I have a update query that runs slow (see first query below). I have an index created on the table PhoneStatus and column PhoneID that is named IX_PhoneStatus_PhoneID. The Table PhoneStatus contains 20 million records. When I run the following query, the index is not used and a Clustered Index Scan is used and in-turn the update runs slow.
UPDATE PhoneStatus
SET RecordEndDate = GETDATE()
WHERE PhoneID = 126
If I execute the following query, which includes the new FROM, I still have the same problem with the index not used.
UPDATE PhoneStatus
SET RecordEndDate = GETDATE()
FROM Cust_Profile.PhoneStatus
WHERE PhoneID = 126
But if I add the HINT to force the use of the index on the FROM it works correctly, and an Index Seek is used.
UPDATE PhoneStatus
SET RecordEndDate = GETDATE()
FROM Cust_Profile.PhoneStatus WITH(INDEX(IX_PhoneStatus_PhoneID))
WHERE PhoneID = 126
Does anyone know why the first query would not use the Index?
Update
In the table of 20 million records, each phoneID could show up 10 times at the most
BarDev
How many distinct PhoneIDs are in the 20M table? If the condition where PhoneID=126 is not selective enough, you may be hitting the index tipping point. If this query and access condition is very frequent, PhoneID is a good candidate for a clustered index leftmost key.

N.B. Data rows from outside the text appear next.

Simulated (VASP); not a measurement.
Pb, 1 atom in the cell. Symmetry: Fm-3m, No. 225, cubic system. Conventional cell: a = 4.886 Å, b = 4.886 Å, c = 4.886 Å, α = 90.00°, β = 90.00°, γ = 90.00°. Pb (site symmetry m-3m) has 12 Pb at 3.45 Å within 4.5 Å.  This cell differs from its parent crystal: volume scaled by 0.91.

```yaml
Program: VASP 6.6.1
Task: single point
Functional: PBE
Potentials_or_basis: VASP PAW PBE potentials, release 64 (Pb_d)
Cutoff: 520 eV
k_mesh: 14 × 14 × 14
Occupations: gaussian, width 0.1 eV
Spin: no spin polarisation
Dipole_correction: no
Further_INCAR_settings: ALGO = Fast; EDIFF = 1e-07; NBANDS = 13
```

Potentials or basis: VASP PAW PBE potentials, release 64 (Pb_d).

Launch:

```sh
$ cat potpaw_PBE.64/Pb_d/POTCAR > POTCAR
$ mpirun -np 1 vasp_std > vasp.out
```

Pablo is correct, SQL Server will use an index only if it thinks this will run the query more efficiently. But with 20 million rows it should have known to use the index. I would imagine that you simply need to update statistics on the database.
Form more information, see http://msdn.microsoft.com/en-us/library/aa260645(SQL.80).aspx.
Take a look at Is an index seek always better or faster than an index scan?
Sometimes a seek and a scan will be the exact same.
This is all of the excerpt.